- The Parthenon


In 480 B.C. the Persian king Darius was defeated at Marathon by the Greeks. Darius' son Xerxes decided to take revenge by attacking the Greeks 10 years later. The Persians opted to make a stand at a mountain pass. This poor strategy restricted the movements of their huge army used to battling on wide, level plains. Spartan troops entered the battle and defeated the invading army at  Thermopylae while the Athenian fleet defended the sea.

Having defeated their biggest enemy, Athens entered a golden age (480 - 404 BC). Democracy emerged as the political practice.  Drama, philosophy, literature, art and architecture flourished. Athens had been captured by Xerxes during the Persian war and the temples on the Acropolis had been destroyed by fire. Pericles devoted himself to their reconstruction. The total maximum population of Athens around 430 BC can be estimated at around 230,000 and the rest of Attica probably had less people. Hiwever, the city's economic influence stretched from the Mediterranean to the Black Sea making it very wealthy. This paid for huge public buildings masterminded by Pericles which included the Parthenon. 


The Parthenon temple was constructed on the Athens Acropolis between 447 and 438 B.C. The architects were Iktinus and Kallicrates and the administrator was the sculptor Phidias who also carved the huge gold and ivory statue of the goddess Athena Parthenos (Athena the Virgin) which stood within the building.

The temple is regarded as a monument to democracy, the political system inaugurated in Athens, and to the victories in the Greco-Persian wars (492-499 B.C.). The religious purpose of the building is disputed since there is no 5th cent. altar but it is agreed that it acted  as a treasury.
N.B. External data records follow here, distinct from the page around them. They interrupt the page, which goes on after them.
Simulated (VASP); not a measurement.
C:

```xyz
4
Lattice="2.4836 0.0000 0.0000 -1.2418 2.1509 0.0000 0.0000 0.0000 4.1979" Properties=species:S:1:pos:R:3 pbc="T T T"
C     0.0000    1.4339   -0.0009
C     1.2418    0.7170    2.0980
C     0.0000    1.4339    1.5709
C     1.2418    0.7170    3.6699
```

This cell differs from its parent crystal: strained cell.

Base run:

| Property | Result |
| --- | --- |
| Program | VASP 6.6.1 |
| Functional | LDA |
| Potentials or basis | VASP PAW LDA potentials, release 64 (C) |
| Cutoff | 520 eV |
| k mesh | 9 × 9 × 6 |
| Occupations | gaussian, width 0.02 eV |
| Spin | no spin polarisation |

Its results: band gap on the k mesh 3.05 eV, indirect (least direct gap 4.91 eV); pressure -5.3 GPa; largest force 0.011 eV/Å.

The Parthenon is the high point of Doric architecture but it also includes Ionic elements such as the interior frieze. Several smart architectural refinements were employed in order to correct for distortions  in human vision. One example of this is the  slightly convex upward curve of the columns as their diameter lessens towards the top. Another is how the four corner columns  were  thickened so that they did not look thinner against the sky. The Parthenon was not built according to the golden ratio but it did incorporate another harmonic proportion so dear to Greek culture. The building is 30.8 meters wide and 69.51 long. This is a 4:9 ratio which is also found in the front columns and in the height-to-width proportions of the facade. This means that the apparent visual perfection of the Parthenon is an intelligent optical illusion.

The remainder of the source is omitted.